Re: Aggregate functions on collections, collection functions and MAXWRITETIME

2022-12-06 Thread Jeremiah D Jordan
> 1. I think it is a mistake to offer a function MAX that operates over rows 
> containing collections, returning the collection with the most elements. This 
> is just a nonsensical operation to support IMO. We should decide as a 
> community whether we “fix” this aggregation, or remove it.

The current MAX function does not work this way afaik?  It returns the row with 
the column that has the highest value in clustering order sense, like if the 
collection was used as a clustering key.  While that also may have limited use, 
I don’t think it worth while to deprecate such use and all the headache that 
comes with doing so.

> 2. I think “collection_" prefixed methods are non-intuitive for discovery, 
> and all-else equal it would be better to use MAX,MIN, etc, same as for 
> aggregations.

If we actually wanted to move towards using the existing names with new 
meanings, then I think that would take us multiple major releases.  First 
deprecate existing use in current releases.  Then make it an error in the next 
major release X.  Then change the behavior in major release X+1.  Just 
switching the behavior without having a major where such queries error out 
would make a bunch of user queries start returning “wrong” data.
Also I don’t think those functions being cross row aggregations for some column 
types, but within row collection operations for other types, is any more 
intuitive, and actually would be more confusing.  So I am -1 on using the same 
names.

> 3. I think it is peculiar to permit methods named collection_ to operate over 
> non-collection types when they are explicitly collection variants.

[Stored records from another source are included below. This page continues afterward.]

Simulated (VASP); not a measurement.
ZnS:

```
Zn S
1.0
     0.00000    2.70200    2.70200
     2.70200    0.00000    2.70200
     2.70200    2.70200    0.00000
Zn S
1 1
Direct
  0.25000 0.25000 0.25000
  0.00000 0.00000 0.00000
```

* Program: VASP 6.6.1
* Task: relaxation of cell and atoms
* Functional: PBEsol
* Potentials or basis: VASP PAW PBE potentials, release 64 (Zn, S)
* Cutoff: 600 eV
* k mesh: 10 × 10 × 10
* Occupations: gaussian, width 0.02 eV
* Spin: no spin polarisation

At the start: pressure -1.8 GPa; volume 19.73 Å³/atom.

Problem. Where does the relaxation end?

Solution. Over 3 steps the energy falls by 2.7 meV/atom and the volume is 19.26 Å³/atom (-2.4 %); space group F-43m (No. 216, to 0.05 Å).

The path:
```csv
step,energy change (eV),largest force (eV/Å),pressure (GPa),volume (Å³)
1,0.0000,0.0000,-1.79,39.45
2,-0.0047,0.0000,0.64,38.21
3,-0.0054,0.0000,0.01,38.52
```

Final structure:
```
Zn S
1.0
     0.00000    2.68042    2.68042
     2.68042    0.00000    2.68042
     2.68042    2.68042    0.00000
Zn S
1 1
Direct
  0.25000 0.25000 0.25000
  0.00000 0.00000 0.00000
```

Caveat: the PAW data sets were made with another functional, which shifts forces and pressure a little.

While I could see some point to this, I do not think it would be confusing for 
something named collection_XXX to treat a non-collection as a collection of 1.  
But maybe there is a better name for these function.  Rather than seeing them 
as collection variants, we should see them as variants that operate on the data 
in a single row, rather than aggregating across multiple rows.  But even with 
that perspective I don’t know what the best name would be.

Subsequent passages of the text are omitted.